Our derivative script is complete! Click the Update button, then click Deploy in the following popup. (It may take a second or two to appear.)

Screenshot of Derivative field deploy modal

Step 5: Increase RAM allocation

Next, we’ll need to increase the RAM allocation for the cloud function we just deployed. By default, it’s set to 256 MB, but this isn’t enough to run Chromium.

Open the Google Cloud Console to the Cloud Functions page and find the function you just deployed it should start with R- and match the collection name of the table. Go to that function’s page.

On the top of the screen, click Edit.

Screenshot of Google Cloud Console UI

Scroll down to Runtime, build, connections and security settings and expand the section.

Increase the Memory allocated to at least 1 GB.

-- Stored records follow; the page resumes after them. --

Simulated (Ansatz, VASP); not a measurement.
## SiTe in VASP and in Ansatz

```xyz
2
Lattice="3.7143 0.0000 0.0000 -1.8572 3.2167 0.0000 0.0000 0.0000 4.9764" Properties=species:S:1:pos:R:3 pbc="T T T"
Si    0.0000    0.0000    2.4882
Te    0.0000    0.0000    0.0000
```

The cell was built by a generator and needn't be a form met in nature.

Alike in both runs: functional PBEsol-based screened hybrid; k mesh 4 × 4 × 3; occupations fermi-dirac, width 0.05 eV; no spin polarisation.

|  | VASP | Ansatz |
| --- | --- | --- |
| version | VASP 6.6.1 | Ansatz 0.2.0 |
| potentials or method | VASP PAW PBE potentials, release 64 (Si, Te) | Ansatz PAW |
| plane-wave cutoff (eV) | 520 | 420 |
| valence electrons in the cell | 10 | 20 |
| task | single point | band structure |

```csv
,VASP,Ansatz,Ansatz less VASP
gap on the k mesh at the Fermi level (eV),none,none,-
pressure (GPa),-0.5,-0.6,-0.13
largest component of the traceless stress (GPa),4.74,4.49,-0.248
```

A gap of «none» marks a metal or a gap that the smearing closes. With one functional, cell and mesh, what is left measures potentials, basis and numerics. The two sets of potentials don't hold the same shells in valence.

Screenshot of Google Cloud Console UI

Click Next at the bottom of the screen.

Screenshot of Google Cloud Console UI

Then, you’ll see the code that’s deployed in your cloud function. When you deploy any function on Rowy, it will be in your Google Cloud or Firebase project, so you have full access and flexibility.

Click Deploy at the bottom of the screen and wait until it’s done. It should take less than five minutes.

Screenshot of Google Cloud Console UI

Once it’s done, your cloud function will generate images based on data in the row!